On the Cheap
There are many good things that are essentially by-products of the new ‘boom’ in cycling’s popularity. Increased awareness of this, the most sustainable and feel-good form of transport, is only a good thing. But, as with everything popular in the modern world, marketeers latch on and try to sell their wares at vastly inflated prices because, frankly, there are enough of us out there willing to part with our money for the ‘latest’ team kit or pair of shoes. I can see the whole football fan mentality being repeated within cycling, and I wonder whether, at over £100 a shot for the latest Sky jersey and shorts, this is a good thing. However; each to their own!
And so to my point. Another increasingly popular and increasingly pricey theme seems to be ‘retro’ kit – witness the number of Italian shoes and jerseys now for sale at boutique prices. But, if you’re shrewd and conspiratorial, you can get quality at bargain prices, and that, frankly, is what this article has come to tell you about.
Woolen jerseys first of all. This is a well documented love of mine, because they’re warm when it’s cold but keep you cool when it’s warmer. Cycle specific manufacturers at the higher end, such as Rapha proffer undoubtedly high quality goods, but I’m personally not willing to pay £140 for a cycling jersey that is going to end up sweaty and muddy after the first time I ride in it.
I’ve remarked several time about my fondness for Shutt VR, as they offer good kit for half the price of Rapha but still manage to provide high quality.
And here’s another thing I found. Get yourself down to John Smedley’s factory shop – in fact there are two of them, one in Derbyshire, the other over the border in South Yorkshire. Here, you’ll find a wide selection of his merino wool jumpers and shirts for bargain prices – and some styles are perfect for cycling. They make various collared long and short-sleeved jerseys which I find to be great for riding in; not specifically cycling styled but very cool and discrete, and mine cost £30 each, whereas the shop price is easily three times that.
Next, Gloves. Yes, I know that you may be lusting after that pair of Dromarti leather gloves for £100 to give you the classic touring look. Well put those dreams aside and go to Southcombe Brothers online shop, and get yourself a pair of leather driving gloves for £22. I did this years ago, and they now get used for cycling when it’s warm enough to put the thermal gloves away.
Southcombe are another rather obscure British manufacturer, hidden away in the depths of Somerset and catering for the specialist end of the market such as Firefighters, Police and so on. You might be tempted to buy a pair of ‘Crowd Control’ gloves, whatever they might be!
I’ve already talked at some length about another of these fantastic British companies selling quality kit at bargain prices, this being Tudor Sports in Lutterworth, providers of cooler weather jerseys and leggings.

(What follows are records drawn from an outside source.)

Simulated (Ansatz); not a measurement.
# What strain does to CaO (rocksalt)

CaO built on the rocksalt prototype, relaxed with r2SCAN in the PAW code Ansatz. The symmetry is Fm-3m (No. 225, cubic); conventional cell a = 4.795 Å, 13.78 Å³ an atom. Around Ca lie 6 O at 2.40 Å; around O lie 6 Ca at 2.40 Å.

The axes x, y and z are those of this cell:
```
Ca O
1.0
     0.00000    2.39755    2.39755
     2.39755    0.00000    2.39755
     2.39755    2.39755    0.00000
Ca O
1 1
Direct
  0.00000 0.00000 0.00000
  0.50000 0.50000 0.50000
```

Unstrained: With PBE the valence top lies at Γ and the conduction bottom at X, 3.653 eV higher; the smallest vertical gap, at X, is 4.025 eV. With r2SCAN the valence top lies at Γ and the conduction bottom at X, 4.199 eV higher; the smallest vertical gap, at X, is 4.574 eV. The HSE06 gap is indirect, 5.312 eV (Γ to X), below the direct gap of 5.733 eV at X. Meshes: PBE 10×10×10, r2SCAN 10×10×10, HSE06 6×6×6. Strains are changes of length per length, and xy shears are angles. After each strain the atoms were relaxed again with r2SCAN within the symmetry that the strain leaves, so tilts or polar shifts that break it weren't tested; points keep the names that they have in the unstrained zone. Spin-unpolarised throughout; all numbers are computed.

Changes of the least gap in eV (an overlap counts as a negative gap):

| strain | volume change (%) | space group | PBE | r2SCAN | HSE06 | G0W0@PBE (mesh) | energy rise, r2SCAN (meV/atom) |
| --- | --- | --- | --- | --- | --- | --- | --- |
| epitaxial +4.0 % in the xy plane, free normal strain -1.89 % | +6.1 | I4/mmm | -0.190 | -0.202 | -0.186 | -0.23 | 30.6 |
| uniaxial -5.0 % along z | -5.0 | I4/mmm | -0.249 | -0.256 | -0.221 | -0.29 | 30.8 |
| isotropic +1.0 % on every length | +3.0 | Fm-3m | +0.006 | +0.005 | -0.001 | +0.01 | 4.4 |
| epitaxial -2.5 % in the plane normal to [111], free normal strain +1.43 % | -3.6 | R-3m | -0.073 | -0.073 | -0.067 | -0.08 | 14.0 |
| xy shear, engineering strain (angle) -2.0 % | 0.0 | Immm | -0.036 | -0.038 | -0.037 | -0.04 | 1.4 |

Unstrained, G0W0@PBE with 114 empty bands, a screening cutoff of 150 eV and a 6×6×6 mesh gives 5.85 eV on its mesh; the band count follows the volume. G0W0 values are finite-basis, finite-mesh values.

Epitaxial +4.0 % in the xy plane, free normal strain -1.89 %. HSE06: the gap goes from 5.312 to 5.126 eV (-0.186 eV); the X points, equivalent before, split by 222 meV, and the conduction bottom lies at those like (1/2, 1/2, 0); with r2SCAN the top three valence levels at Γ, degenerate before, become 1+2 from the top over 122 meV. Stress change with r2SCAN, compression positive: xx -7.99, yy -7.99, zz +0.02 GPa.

Tudor is the clothing you will see adorning that Audax-hardened veteran whom you pass on a Sunday morning, as he cycles his mint condition Mercian tourer fitted with a faded Carradice saddlebag and well-worn Brooks saddle happily along the road. It’s unashamedly old-fashioned, allowing not the slightest concession to tiresome modernity; it’s also priced in a different league to most other popular cycling clothing.
So, here endeth today’s lesson, which is that saving money and looking/feeling good are not mutually exclusive. Let me know of any other sources you want to share!